Less deliberately confrontational than Nigel Lythgoe, the other, merely aggravating judges also solicit viewers' contempt, aligning them with relatively sympathetic contestants.
Cut from the same cloth as American Idol, So You Think You Can Dance blends earnest if cheesy spectacle and reality TV conventionality. Apparently, this was enough to make it the "most TiVoed show" during the week of 24 July.
Like Idol, Dance's vote-in format creates automatic stakes for viewers. Contestants are paired into couples each week to perform a different style (or styles) of dance; last year, the judges singled out the three weakest couples for possible elimination, and the audience voted one out. This season, however, for the first five weeks of competition, the audience voted the bottom three, with judges choosing who would go home ("One guy and one gell," in the words of host/English totty Cat Deeley). Since the judges now exercise greater control over which dancers left -- presumably, the least talented -- you'd expect viewers would feel distanced and be less invested in the contestants this year.
To reduce some of this potential distance, Dance has reemphasized the reality TV standby of the coming-of-age story. Injected between its fixed-smile ballroom numbers and overwrought contemporary/lyrical routines, the coming-of-age story allows viewers to invest in the proceedings. During Week Five, young Ivan reduced judge Mary Murphy to tears with a sterling contemporary performance filled with yearning and pathos, a performance which capped his "growth" from big-eared hip-hopper to mature and versatile dancer. We were reminded of that fact last week, when head judge and executive producer Nigel Lythgoe observed that Ivan was the only untrained dancer among the final six contestants. "This is what it's all about: growing," pronounced Lythgoe. Though Ivan was subsequently eliminated that night, Deeley underscored his maturation with her valedictory remarks on his behalf, "From boy to man." That same week, judges berated Donyelle for not improving at a similar pace even though she consistently performed at the head of the pack.
The explicit arc of "Ivan's Story" was a rarity for Dance, but the show provides other drama in the requisite annoying judges. Chief among these is Lythgoe. Taking up the Simon Cowell role, he dispenses acidic venom at contestants, as well as "brutally honest" critiques, of which the in-studio audience vocally disapproves. Less deliberately confrontational than Lythgoe, the other, merely aggravating judges also solicit the contempt from viewers and consequently align them with relatively sympathetic contestants. Murphy is the most prominent irritant. Her critiques rarely contain concrete points upon which the dancers can improve; instead, she's focused on her own performance, in particular, her dramatic phrasing. "I mean, honestly," she told frontrunners Benji and Donyelle after an exuberant Broadway routine, "Fifty percent of that was just corny and cheesy, 40% was energetic dancing, 10% was pulling faces, and I would have to say, 100% of it was just absolutely fantastic! Waaah!" While Murphy's punctuation of such rhetorical convolutions with her "trademark" scream is annoying, the viewer might find Dance a less galvanizing experience without her.

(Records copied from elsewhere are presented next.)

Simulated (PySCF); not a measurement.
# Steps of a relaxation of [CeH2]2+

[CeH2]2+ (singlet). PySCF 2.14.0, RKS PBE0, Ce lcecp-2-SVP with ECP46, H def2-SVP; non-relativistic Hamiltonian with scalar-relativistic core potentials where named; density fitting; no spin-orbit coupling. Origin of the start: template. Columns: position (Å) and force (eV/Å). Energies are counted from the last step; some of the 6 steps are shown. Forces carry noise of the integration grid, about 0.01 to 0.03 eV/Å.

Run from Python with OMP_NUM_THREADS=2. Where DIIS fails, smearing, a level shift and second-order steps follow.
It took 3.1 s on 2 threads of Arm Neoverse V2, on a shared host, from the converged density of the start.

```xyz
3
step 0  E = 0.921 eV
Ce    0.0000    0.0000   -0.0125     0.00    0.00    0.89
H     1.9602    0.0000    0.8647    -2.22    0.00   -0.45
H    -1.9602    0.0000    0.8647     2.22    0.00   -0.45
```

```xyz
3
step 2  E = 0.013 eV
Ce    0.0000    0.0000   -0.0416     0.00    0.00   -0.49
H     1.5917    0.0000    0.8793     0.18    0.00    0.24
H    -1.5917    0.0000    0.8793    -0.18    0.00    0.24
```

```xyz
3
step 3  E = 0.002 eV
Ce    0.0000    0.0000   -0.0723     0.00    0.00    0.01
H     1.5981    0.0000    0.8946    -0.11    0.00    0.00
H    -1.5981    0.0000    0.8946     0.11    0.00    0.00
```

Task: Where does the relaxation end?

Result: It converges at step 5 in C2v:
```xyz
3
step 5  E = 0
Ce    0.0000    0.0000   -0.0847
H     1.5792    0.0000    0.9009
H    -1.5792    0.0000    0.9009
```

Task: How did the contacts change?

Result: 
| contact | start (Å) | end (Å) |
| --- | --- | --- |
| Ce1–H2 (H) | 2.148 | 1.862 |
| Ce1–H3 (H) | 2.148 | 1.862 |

But these conventionally despicable judges are only half of the show's appeal, which is after all, a dance competition featuring a wide range of styles each week. Where Dancing with the Stars is firmly rooted in ballroom, So You Think You Can Dance runs the generic gamut; on its second night of competition, the show featured ballroom styles such as the foxtrot, the samba, the Cha Cha, and the American Jive, alongside contemporary styles like hip-hop and the now-ubiquitous krump.
Such diversity exposes neophyte viewers to unexpected marvels, like Heidi and then-partner Ryan's Cuban rumba, an exhilaratingly rhythmic pas de deux. Alternately, the show's diversity teaches philistines to appreciate classical styles, including the grace and eroticism of Heidi and Travis' Paso Doble. In effect, viewers receive a crash course in the kinesthetic possibilities of human expression, but if that's not your cup of tea, you can still wallow in the show's trashy aspects. At the very least, the Mary Murphy Drinking Game would be a great way to spend a Wednesday night.